In an ideal world, you’d bolt an AI to your enterprise data, switch it on and let it “do its thing”. Your new ERP platform would just suck in your old database and pop the information into all the right places. Or to switch over to your hybrid cloud, you’d have everything hooked up in, like, a half hour or so.
But this is the real world and here, data doesn’t play well with other systems. So any data-driven project is like several billion-piece jigsaw puzzles mixed up, then you get told to build one from all the bits. You’d need to sort through the pieces, remove the wrong ones, identify all the sides and group the rest by colour before you could even think about starting. Like this allegory, your data also needs to be fixed and enhanced to fit your intended purpose.
In short, it needs to be identified, categorised and cleaned. Here’s the bad news, though: if your digital journey is not fueled by a constant supply of clean, refined data, you’re not going anywhere.
Strategy and discovery
Just to be clear: “cleaning” is a subjective term. It can refer to fixing data that has real defects e.g. a record dated 30th February, or data that is in the wrong format for its purpose, e.g. two decimal places instead of the required three. Maybe we also need to account for missing records or remove outliers that skew trends significantly.
However, before you can decide whether your data is clean or not, you have to determine if you have enough of the right data to begin with. So you must have a business purpose and know why you need the data and build a strategy for getting it to that purpose.

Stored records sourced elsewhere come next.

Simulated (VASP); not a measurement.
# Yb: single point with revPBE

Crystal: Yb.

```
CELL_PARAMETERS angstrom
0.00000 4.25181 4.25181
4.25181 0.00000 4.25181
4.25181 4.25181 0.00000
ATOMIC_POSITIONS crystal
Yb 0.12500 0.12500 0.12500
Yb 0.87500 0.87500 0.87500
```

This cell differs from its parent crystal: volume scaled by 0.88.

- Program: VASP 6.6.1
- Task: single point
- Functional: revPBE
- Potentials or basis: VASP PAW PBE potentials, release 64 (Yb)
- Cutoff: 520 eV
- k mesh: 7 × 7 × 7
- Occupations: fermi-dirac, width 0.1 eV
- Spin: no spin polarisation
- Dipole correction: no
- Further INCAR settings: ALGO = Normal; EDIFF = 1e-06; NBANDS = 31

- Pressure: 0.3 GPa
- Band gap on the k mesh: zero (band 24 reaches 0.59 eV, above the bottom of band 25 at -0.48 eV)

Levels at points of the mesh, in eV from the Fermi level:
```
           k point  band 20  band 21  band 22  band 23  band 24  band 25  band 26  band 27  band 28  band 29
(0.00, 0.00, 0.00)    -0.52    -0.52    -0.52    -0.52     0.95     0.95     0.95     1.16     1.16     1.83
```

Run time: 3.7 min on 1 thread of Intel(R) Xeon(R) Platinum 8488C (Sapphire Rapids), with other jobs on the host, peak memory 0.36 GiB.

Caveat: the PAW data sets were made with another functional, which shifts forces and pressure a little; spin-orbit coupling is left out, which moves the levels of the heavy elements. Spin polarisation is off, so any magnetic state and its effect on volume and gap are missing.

Although data scientists spend only a short time on discovery, it’s a critical step in any data-driven project. Here, they determine what data (of the correct quality) you have, if it exists in sufficient quantities to meet your needs, how it could be enriched by other external sources, and where additional data will come from. Only then can data cleaning begin.
Clean data
Data is the new oil, they say. It has to be mined and refined before it can be used to fuel your digital transformation. It’s no surprise then that data scientists spend a majority of their time cleaning data.
In today’s digital world, data doesn’t just come from your enterprise database. It’s also extracted from a myriad of online systems like email servers, social media accounts, third party web services like Google Maps, public industry databases, and a host of other sources. Such massive amounts of information (collectively known as Big Data), give your data-driven project unlimited potential. Yet, the sheer granularity of the digital world means that any errors in data are magnified exponentially and could lead to vast deviations from the truth.
So those defects have to be removed first to create reliable input for AI, ERP, CRM, analytics and other systems that will use the data down the line. You can’t skip this step and expect to succeed. Yet, so many digital transformation projects do, and end up failing miserably.
Developing a data quality culture
What’s missing is a corporate culture that puts data quality first. No amount of technology will create that culture; it has to start at the top and work its way down through every level of the organisation. It comes from acknowledging that data is the driving force of the digital enterprise. That there’s really only good data and bad data, nothing in between. Once you accept this and opt for clean data, your digital transformation will take off and you’ll start seeing the returns you envisioned.